Gap 8: Training and Human Factors Engineering: If AI systems were successfully used in nuclear power plants, the role of operators may change. It is unclear, if such circumstances were allowed, whether training programmes should be updated to include only controls operated by humans and whether AI systems should include handover switches to operators under special circumstances. The scope of training programmes may require examination in light of functions and actions by AI systems.
Overall, the main potential for regulatory conflicts with AI technologies are in regulations that explicitly or implicitly involve actions by humans, which could be alternatively executed by AI systems. However, most regulatory requirements do not specify the role of humans, only that actions should be completed.
Similarly, the regulations do not generally specify methods to execute computations and there is flexibility to use AI techniques, except those corresponding to modelling the emergency core cooling system in nuclear reactors and fracture toughness models. In those cases, the regulations call for physics- based models satisfying special attributes.
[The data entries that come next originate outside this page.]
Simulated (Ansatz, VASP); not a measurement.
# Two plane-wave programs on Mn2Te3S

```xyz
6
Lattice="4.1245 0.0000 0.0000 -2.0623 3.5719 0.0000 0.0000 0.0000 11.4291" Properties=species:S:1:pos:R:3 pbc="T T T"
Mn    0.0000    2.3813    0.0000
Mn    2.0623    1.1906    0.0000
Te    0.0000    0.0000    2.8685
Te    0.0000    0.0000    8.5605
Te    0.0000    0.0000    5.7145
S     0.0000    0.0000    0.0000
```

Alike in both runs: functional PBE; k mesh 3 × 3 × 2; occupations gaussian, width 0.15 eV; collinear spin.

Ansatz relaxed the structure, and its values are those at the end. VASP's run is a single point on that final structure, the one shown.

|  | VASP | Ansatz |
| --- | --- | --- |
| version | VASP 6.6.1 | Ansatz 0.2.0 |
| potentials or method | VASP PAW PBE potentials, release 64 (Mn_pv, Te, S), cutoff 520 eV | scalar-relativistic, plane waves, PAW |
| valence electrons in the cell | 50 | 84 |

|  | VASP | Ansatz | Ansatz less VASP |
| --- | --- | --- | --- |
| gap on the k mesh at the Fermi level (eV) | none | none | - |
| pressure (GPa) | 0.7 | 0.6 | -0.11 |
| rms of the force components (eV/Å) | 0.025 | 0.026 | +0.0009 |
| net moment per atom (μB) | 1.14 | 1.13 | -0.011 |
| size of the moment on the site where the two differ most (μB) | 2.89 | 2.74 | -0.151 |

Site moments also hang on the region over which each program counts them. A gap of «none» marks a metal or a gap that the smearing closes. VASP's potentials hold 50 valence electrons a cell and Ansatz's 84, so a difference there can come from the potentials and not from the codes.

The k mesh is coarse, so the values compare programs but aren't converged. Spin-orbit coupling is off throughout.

SWRI says that rather than explicitly introducing AI statements in RGs to address potential gaps, it may be more practical to consider developing new RGs that could address cross-cutting issues.
But it also said RGs and software development standards may need to be extended to recognise that AI systems have special features. For example, machine learning requires abundant data, raising questions on data sufficiency, quality and representation of a range of conditions and multiple states of the system. There are unique attributes of AI technologies that draw attention to issues related to systematic testing and level of documentation of verification, validation, and AI system confidence activities. There is always a possibility of anomalous outputs by AI systems (sometimes referred to as hallucinations). Systematic fail-safe design must therefore including active identification in the case that input data is very different than that used during the model development, active identification of anomalous outputs and options to mitigate or correct errors and stop them propagating.
Next steps
With AI readily available in commercial and open-source software, guidance is needed on how to evaluate computations using AI technologies and the level of supporting documentation needed. Confidence depends on the quality of the data and whether trends exist in the data that could be synthesized by an AI system. A standard approach in ML is setting aside data for verification, making sure that the prediction error in the verification dataset is similar to the error in the training dataset. Recommendations from AI practitioners are needed on additional systematic approaches and data analyses that would enhance confidence in predictions, which could be captured in general guidance.
Despite the growing interest in establishing standards for the development, deployment, and use of AI systems there are no widely accepted or universally adopted standards. Existing standards typically cover areas such as ethics, safety and transparency. They aim to provide a common framework for developers, users, and regulators to assess and compare AI system performance and trustworthiness, but it is difficult to derive practical guidance from those standards.
Since the Strategic Plan was published last year, the Commission has continued to pursue its five goals. For example, in expanding AI partnerships, in September last year it jointly published an ‘AI Principles’ paper with the Canadian Nuclear Safety Commission and the UK’s Office for Nuclear Regulation. The document outlines guiding principles to consider when using AI in nuclear facilities and using nuclear materials.
In the coming year the Commission also plans to move the AI issue forward with a number of initiatives as part of a strategy to engage with the inspection community, communicate with industry stakeholders and further develop the regulatory framework. The NRC’s plans for the year include publishing a strategy for identifying and removing barriers to the use of AI and improve in AI maturity as well as broadening the scope of generative AI training to agency staff and contractors and develop rules of behaviour for the use of generative AI tools.